AWS Developer Tools Blog
AWS Java Meme Generator Sample Application
If you couldn’t make it to AWS re:Invent this year, you can watch all of the presentations on the AWS YouTube channel. My talk was about using the AWS Toolkit for Eclipse to develop and deploy a simple meme generation app.
The application uses a common AWS architectural design pattern to process its workload and serve content. All the binary image data is stored in an Amazon S3 bucket; the image metadata is stored in Amazon DynamoDB; and the image processing jobs are managed using an Amazon SQS queue.
Here’s what happens when a customer creates a new meme image:
- The JSP page running in AWS Elastic Beanstalk asks Amazon S3 for a set of all the images in the bucket, and displays them to the customer.
- The customer selects their image and a caption to write onto it, then initiates a post.
- The JSP page inserts a new item into DynamoDB containing the customer’s choices, such as the S3 key of the blank image and the caption to write onto it.

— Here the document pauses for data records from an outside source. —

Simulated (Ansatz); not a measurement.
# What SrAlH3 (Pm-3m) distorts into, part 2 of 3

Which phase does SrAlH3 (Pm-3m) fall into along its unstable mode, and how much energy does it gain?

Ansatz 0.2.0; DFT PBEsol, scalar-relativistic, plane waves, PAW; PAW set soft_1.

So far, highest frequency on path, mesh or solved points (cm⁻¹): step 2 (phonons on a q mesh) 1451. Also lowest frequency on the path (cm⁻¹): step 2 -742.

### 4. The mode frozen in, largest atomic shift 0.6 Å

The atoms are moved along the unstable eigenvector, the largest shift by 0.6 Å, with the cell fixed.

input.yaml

- The JSP page inserts a message into the SQS queue containing the ID of the DynamoDB item inserted in the previous step.
- The JSP page polls the DynamoDB item periodically, waiting for the state to become “DONE”.
- A back-end image processing node on Amazon EC2 polls the SQS queue for work to do and finds the message inserted by the JSP page.
- The back-end worker loads the appropriate item from DynamoDB, downloads the blank macro image from Amazon S3, writes the caption onto the image, then uploads it back to the bucket.
- The back-end worker marks the DynamoDB item as “DONE”.
- The JSP page notices the work is done and displays the finished image to the customer.
Several customers in attendance expressed interest in the source code for the application, so we have released it on GitHub. It takes a little work to set up, mostly because you need to add the SDK and its third-party libraries to the project’s classpath. Follow the instructions in the README file, and please let us know how we can improve them!